Tight end has certainly been a crapshoot this year! Kyle Pitts was a bust, we lost Bob Tonyan and Logan Thomas to injuries and Darren Waller and George Kittle for multiple games, as well. Fant, Goedert, and Higbee all failed to live up to their top-twelve expectations, and Gronk is inexplicably TE1 in fantasy points per game. Anyway, shake it off! This is your win & in week for the fantasy football playoffs and we are here to help. To shepherd you to fantasy football glory, we have three week fourteen tight end sleepers available to help you out!
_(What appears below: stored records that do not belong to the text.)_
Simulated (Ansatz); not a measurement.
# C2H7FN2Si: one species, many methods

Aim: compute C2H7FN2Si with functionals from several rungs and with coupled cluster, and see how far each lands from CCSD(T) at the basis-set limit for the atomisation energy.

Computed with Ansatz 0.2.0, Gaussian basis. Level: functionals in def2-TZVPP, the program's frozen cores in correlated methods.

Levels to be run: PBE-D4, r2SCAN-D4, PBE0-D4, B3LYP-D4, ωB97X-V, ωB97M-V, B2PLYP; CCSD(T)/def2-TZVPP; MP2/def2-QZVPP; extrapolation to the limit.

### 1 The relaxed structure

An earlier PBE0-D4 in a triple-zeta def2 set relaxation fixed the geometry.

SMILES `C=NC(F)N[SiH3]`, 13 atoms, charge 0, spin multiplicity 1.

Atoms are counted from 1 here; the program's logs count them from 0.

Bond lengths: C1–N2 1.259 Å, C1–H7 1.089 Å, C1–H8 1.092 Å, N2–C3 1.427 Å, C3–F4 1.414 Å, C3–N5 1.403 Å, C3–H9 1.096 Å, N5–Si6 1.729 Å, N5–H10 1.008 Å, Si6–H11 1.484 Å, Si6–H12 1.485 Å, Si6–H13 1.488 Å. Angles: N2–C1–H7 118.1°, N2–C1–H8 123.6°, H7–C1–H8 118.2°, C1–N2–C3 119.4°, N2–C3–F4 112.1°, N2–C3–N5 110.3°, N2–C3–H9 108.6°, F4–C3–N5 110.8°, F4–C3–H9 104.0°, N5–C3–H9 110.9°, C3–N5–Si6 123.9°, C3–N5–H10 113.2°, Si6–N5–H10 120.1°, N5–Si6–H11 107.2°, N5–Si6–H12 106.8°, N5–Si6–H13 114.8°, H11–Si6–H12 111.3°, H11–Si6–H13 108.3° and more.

Cole Kmet at Green Bay (26% rostered)
Kmet would be in line for a higher roster rate if it weren’t for the Bears stubbornly giving Jimmy Graham far too many end zone targets. But, over the last couple of weeks, he has 18 targets or about 22.5% of Andy Dalton’s targets in that timeframe. That’s a target share that you want to chase because that comes with fantasy football usefulness. Kmet turned those targets into 106 yards and 11 catches in the last two games, which gives him a great floor in this Green Bay matchup.
The Bears will need to throw to keep up with the Packers, which means a lot of targets for Kmet this Sunday. On paper, the packers are a bottom-half matchup, allowing the twelfth-fewest fantasy points to tight ends this season. In practice, Tyler Higbee’s one catch, three-yard effort in week twelve marks the first time a tight end with five or more targets against them walked away with lower than a 4/49 line. That line? Cole Kmet. 4/49 with a chance at a score feels like a good line for Kmet.
C.J. Uzomah versus San Francisco (14% rostered)
Let’s be clear, here. Gerald Everett should have had two touchdowns last week. He bobbled a pass that turned into a pick and then bobbled a carry into a fumble, both at the one-yard line. The 49ers didn’t do a great job of stopping him in the red zone, likely because they are down to emergency linebackers thanks to injuries to Dre Greenlaw and Fred Warner. Their traditionally stout TE defense is a bit wobblier than usual, and Gerald Everett dropping everything in his path stopped them from paying the price.
Uzomah’s flow chart worked last week, as he ended up with six targets against the Chargers. Unfortunately, things didn’t break his way. With Joe Burrow nursing a dislocated pinky finger on this throwing hand and facing Nick Bosa and the 49ers’ pass rush, I anticipate a lot of dump-offs to Uzomah this weekend (his average target the last three weeks is about three yards downfield, he’s the release valve).
John Bates versus Dallas (1% rostered)
With no Logan Thomas, and no Ricky Seals-Jones, and the tight end a key part of their lineup (more tight end targets than the 49ers this season!), the Washington Football Team likely turns to rookie John Bates. Bates filled in well after Thomas went down partway through last week, notching three catches for 42 yards on four targets while playing just 57% of snaps. The Cowboys don’t give up a lot of touchdowns to tight ends (four on the year), but they do give up taches and yardage. If a tight end tops five targets against them, they generally have a good week. They’re also usually better than John Bates, so let’s not get too crazy.
If Ricky Seals-Jones (9% rostered) is the play for Washington and is active, then he’s the play for your squad.